The third week of September was a busy one, with several key news releases came out between Wednesday and Friday. Of course, the main event for the week was the Federal Reserve’s September meeting. The purpose of the meeting was to determine whether to increase the Fed funds rate or to keep it steady. Ultimately, the Fed decided to stay the course and keep it at 5.5 percent until at least November.
While the Fed has kept the possibility of another rate hike on the table, it’s unclear if further hiking will be necessary. According to Jerome Powell, future decisions will be dependent on data that shows price pressures easing in many sectors of the economy. According to the Federal Open Market Committee (FOMC) statement released at 2 p.m. Wednesday, a labor slowdown and tightening credit conditions may also contain future growth.

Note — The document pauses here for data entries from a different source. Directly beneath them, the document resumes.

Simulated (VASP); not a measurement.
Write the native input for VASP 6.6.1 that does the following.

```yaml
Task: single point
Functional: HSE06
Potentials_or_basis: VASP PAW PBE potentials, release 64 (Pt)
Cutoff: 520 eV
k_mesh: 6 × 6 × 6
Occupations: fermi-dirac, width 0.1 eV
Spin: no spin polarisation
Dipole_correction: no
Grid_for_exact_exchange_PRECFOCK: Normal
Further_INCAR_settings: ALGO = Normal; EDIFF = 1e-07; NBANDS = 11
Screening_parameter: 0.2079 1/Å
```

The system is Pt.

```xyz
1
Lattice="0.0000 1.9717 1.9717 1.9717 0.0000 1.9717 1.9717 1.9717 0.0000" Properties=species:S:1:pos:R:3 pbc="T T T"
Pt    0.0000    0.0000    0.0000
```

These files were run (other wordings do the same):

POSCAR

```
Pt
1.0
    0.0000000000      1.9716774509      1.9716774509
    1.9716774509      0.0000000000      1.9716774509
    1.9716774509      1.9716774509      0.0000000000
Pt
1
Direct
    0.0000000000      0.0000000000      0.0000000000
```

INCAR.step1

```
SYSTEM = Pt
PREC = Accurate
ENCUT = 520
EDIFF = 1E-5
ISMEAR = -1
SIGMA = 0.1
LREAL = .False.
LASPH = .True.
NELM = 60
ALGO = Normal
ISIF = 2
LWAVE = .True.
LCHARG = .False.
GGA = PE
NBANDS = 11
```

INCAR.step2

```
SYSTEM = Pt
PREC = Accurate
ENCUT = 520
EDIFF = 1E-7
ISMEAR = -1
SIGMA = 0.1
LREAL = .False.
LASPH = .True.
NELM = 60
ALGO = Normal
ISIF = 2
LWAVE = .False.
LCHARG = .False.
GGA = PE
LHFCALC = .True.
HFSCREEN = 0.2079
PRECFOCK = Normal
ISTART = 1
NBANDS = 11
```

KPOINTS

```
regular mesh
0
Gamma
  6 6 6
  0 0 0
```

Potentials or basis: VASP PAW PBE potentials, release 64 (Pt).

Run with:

On Thursday, unemployment claims data was released, and it was revealed that 201,000 people filed for benefits in the past week. This was below the 224,000 predicted by analysts and the 221,000 claims filed one week ago. However, it’s worth noting that the 221,000 figure was revised upward from 217,000 at the time that figure was released on Sept. 14.
The Philly Fed Manufacturing Index was also released on Thursday and came in a -13.5 compared to analyst expectations of -1.1. This indicates a slowdown in the manufacturing sector in that part of the country, which could be a sign that a slowdown is coming to other parts of the country.
Finally on Thursday, existing home sales data was released and showed that 4.04 million sales took place in the past month. Analysts expected 4.07 million sales to occur, and in August, there were 4.10 million existing homes sold. Higher mortgage interest rates are cited as the main reason for the sluggish figure.
On Friday, Flash Services PMI and Flash Manufacturing PMI figures were released. The Flash Services Index came in at 50.2 percent, which was down slightly from 50.5 percent in August and was slightly lower than the 50.7 percent predicted by analysts prior to the report’s release.
Manufacturing PMI figures were slightly lower at 48.9 percent. However, this was higher than the 48.2 percent predicted by analysts and the 47.9 percent figure from last month. This indicates that manufacturing demand is holding steady while demand for services is weakening somewhat.
The S&P 500 finished the week down 119 points to finish at 4,320, which was a 2.69 percent drop. On Monday, the market made its high of the week at 4,465 and stayed in a tight range before the Fed announcement. Afterward, the market spent the rest of the week trending lower before finishing Friday at a daily and weekly low.
As with the S&P, the Nasdaq also finished the week significantly lower having lost 476 points to close Friday at 13,211. This was a 3.48 percent loss compared to Monday’s open of 13,691, which also happened to be close to the high of the week. The actual high of 13,749 was reached on Monday afternoon, and the market would remain near that level until Wednesday. After a significant drop on Wednesday, the market would make its low of the week of 13,210 on Thursday morning.
Finally, the Dow 30 would finish the week at 33,963, which represented a loss of 654 points since Monday’s open. Unlike the other two major indices, the Dow would make its high of the week on Wednesday at 34,793 just prior to the Fed’s announcement. From there, the Dow would reverse course and continue to fall through the closing bell on Friday.
This upcoming week is relatively light on news coming out of the United States. On Tuesday, the Consumer Board (CB) Consumer Confidence Index is set to be released while Thursday sees the release of final GDP figures for the last quarter. Federal Reserve Chairman Powell is scheduled to speak at 4 p.m. on Thursday, which will likely have traders on edge looking for clues about future interest rate decisions. Finally, Core Price PCE Index numbers will be revealed on Friday in addition to revised consumer sentiment and inflation expectation figures from the University of Michigan.